This seems only too likely. And that’s why the bishops who truly get what’s going on must push strongly for language that allows for no blurring of Catholic teaching, explicit or implicit, anywhere in the final document.

The synod fathers were on a kind of brief vacation Monday and will be back in session reading this text and proposing changes Tuesday and Wednesday. Their proposed changes will then be incorporated, or not, by the committee doing the writing of a second draft later in the week and finally voted on Saturday. Or at least that’s the schedule – which Pope Francis can always decide to change – as Paolo Ruffini, prefect of the Communications Office of the Holy See, regularly reminds audiences.

We can’t yet know, of course, what the draft will say, but we can make informed guesses on the basis of the few things we have seen at recent briefings. For example, on Saturday, Diane Montagna of LifeSite News asked three English-speaking bishops (Cardinal Cupich of Chicago, Cardinal Rabat of Papua New Guinea, and Archbishop Comensoli of Melbourne) a perfectly reasonable – and perfectly clear – question.

Are you distinguishing, on the one hand, between “welcoming and accepting and including” people who are same-sex attracted as persons, who like all persons deserve our respect and goodwill, and on the other hand, are you making it clear, as the Catechism does, that homos exual orientation, let alone behavior, is not being “welcomed”? Especially since young people want the truth.

You would think that this is something any Catholic bishop, archbishop, or cardinal could answer in a couple of words: Of course, yes. You can watch the reaction here (he gave a link to a video), in which Archbishop Comensoli goes through a roundabout way of saying we are all sinners on a pilgrimage to the foot of the Cross.

Well, yes, of course, but that’s not exactly what’s being questioned at the moment.

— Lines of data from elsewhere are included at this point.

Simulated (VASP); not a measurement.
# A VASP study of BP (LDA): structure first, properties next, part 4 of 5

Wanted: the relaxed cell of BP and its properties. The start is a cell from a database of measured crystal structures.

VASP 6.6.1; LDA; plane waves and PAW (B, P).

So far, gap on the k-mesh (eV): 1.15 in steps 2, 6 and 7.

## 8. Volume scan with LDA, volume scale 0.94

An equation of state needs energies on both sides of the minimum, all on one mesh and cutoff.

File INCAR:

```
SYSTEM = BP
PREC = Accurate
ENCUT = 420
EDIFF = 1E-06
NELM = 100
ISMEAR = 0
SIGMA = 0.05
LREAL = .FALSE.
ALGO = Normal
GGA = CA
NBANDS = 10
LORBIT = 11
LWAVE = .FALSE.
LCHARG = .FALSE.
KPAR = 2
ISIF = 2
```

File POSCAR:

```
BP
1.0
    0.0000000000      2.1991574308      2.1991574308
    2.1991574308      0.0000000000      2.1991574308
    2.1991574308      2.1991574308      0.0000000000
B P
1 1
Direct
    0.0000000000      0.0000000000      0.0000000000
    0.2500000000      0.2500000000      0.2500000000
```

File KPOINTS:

Cardinal Cupich gave an even more puzzling response that we have to be sure “not to place obstacles” to the workings “of God’s grace.” Presumably, this means that you don’t simply, and obstinately, repeat Church teaching and neglect real human engagement with people who are same-sex attracted, but are also seeking Jesus Christ.

But this is only to say that, when dealing with someone who’s searching, you shouldn’t be a jerk. No argument there, of course. But it’s a real question whether it may also be an obstacle to the working of grace not to urgently – also sensitively, if you will – convey to the same-sex attracted or to anyone how serious all sin is.

There’s something in this “accompanying” that in one way is what the Church has always done – reaching out to all of us as we return again and again to confess, repent, make a firm resolution to avoid future sin.

But in another way, there’s something else being introduced here. Sure the Church wants to walk on a pilgrimage with God’s people, which means dealing with sinners who progress and relapse. But if there’s no sense of urgency and the pilgrimage begins to stretch out seemingly without limit, maybe the real call of the Gospel is not being proposed.

Besides, as the wisdom of all good theology and even pagan philosophy reminds us, none of us knows the hour of our death.

Asking for a real decision – here and now – may be a more merciful and compassionate, even more realistic and essential, than an obstacle.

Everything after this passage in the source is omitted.